NCC Demands Fresh Capital for Telco Network Upgrades



The telecom sector is facing renewed regulatory pressure as authorities push operators to step up investment amid persistent network strain and rising data demand, JUSTICE OKAMGBA reports

Nigeria’s telecom regulator is pressing mobile operators to inject additional capital into their networks, escalating pressure on an industry already engaged in a multi-billion-dollar investment cycle but still struggling to keep pace with surging data demand and persistent service quality gaps.

The directive from the Nigerian Communications Commission reflects growing concern that, while recent infrastructure spending has delivered some improvements, these gains have not yet been fully felt by users across Africa’s largest mobile market.

The NCC Executive Vice Chairman, Aminu Maida, said operators must go beyond existing capital expenditure plans and commit new funds to expand capacity, particularly in high-traffic urban corridors.

“Operators need to continue to bring fresh capital into the network,” Maida said in a breakfast meeting with journalists in Lagos. “The improvements we are seeing are real, but they are not yet sufficient to match the scale of demand growth.”

His comments reflect a shift in regulatory tone towards more explicit pressure on investment outcomes, as the NCC moves from monitoring quality-of-service metrics to actively influencing capital allocation in the sector.

Nigeria’s three dominant operators, MTN Nigeria, Airtel Nigeria and Globacom, are in the middle of a renewed infrastructure build-out, although the scale and transparency of spending vary considerably.

For 2025 as a whole, the country’s biggest operator, MTN Nigeria, disclosed roughly N1tn in network-related capital expenditure, more than double the prior year. The spending programme is focused on expanding 4G capacity, densifying congested urban networks, strengthening fibre backhaul, and upgrading core infrastructure to support rising data consumption.

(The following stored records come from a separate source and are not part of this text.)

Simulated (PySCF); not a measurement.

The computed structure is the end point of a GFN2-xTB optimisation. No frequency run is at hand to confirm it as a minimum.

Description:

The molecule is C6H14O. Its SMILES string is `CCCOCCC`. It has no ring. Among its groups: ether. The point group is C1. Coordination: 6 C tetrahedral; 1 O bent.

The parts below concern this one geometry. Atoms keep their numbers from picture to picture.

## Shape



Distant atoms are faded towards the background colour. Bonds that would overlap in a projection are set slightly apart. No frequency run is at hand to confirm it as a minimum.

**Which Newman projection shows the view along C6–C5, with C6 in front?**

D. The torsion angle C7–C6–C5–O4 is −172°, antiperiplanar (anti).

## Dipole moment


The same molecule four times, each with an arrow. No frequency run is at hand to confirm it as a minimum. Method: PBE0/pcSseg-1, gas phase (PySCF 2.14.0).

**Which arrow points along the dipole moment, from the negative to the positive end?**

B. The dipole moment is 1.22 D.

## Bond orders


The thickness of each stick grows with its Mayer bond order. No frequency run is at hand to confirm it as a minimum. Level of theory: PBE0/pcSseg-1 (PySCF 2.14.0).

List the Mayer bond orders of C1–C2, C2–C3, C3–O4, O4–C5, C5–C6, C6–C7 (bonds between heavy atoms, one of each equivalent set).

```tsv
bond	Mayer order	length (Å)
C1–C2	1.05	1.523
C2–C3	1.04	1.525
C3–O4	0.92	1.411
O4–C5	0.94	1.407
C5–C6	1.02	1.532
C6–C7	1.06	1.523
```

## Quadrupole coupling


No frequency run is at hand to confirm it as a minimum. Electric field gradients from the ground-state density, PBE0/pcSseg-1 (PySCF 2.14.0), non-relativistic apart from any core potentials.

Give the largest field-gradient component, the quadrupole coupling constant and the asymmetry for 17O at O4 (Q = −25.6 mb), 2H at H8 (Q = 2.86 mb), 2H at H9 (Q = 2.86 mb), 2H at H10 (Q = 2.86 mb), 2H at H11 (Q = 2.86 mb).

Airtel Nigeria has taken a more cyclical approach. After reducing capital expenditure to about $168m in the year to March 2025, from $252m a year earlier, the company has begun to ramp up investment again. In the second quarter of 2025, Airtel Africa reported $39m in Nigerian capex, slightly above $38m a year earlier, signalling early-stage reacceleration. The operator has separately outlined plans to more than double investment in Nigeria to over N500bn in 2025, targeting 5G rollout, 4G expansion, fibre backhaul, and rural site deployment.

Globacom, which does not publish detailed financial breakdowns, continues to invest through network expansion and backbone infrastructure upgrades. Industry estimates point to sustained capital deployment, anchored by Globacom’s Glo-1 submarine cable, a major fibre-optic backbone linking Nigeria to the United Kingdom. The operator is also believed to maintain one of the largest tower portfolios in the market, with ongoing incremental expansion and upgrades indicating continued network investment.

Despite the investment push, regulators say network improvements are being eroded by accelerating data consumption. Usage growth, driven by video streaming, social media and cloud-based applications, is outpacing capacity expansion in several urban centres, creating a structural imbalance where incremental upgrades are quickly absorbed by demand.

Maida said the industry must shift from reactive expansion to building surplus capacity.

“If you only build for current demand, you will always be behind the curve,” he said.

The NCC has attempted to ease pressure on networks by reallocating spectrum, freeing up around 100 MHz of additional bandwidth for operators. Lower frequency bands are being used to extend coverage, while higher bands are improving urban capacity. However, officials acknowledge that spectrum efficiency alone is insufficient without deeper fibre penetration, which remains limited relative to demand.

Fibre infrastructure is increasingly seen as critical to reducing reliance on costly diesel-powered base stations and improving long-term network resilience. Industry participants argue that without significant fibre expansion, mobile networks will remain structurally constrained.

The regulator is also tightening enforcement around capital expenditure, requiring operators to invest beyond previously announced budgets. Independent audits will be used to verify reported spending and ensure funds are deployed into physical infrastructure rather than reclassified operational costs.

The NCC has also introduced more granular quality monitoring, shifting from state-level assessments to local government-level tracking to better isolate underperforming areas. Consumer compensation for poor service has been activated as part of a broader accountability framework, adding financial consequences for sustained service failures.

The investment cycle is unfolding against a difficult macroeconomic backdrop. Telecom operators remain heavily exposed to foreign exchange volatility due to reliance on imported equipment from global suppliers such as Ericsson and Nokia. Currency depreciation has raised the cost of network expansion and complicated long-term planning, even as data traffic accelerates.

Despite these pressures, operators continue to commit significant capital. MTN’s trillion-naira capex programme and Airtel’s expansion plan signal a sector-wide push to stabilise network performance.

Taken together, Nigeria’s telecom sector is entering a capital-intensive phase of restructuring, where service quality improvements are increasingly dependent on sustained investment rather than incremental fixes. The NCC’s demand for fresh capital effectively signals a second phase of reform: moving beyond liberalisation and competition towards enforced infrastructure deepening in a market where demand is structurally outpacing supply.

While investment momentum is clearly building, regulators argue it remains insufficient relative to consumption growth. The result is a sector in transition, expanding rapidly, but still struggling to close the gap between capacity and demand.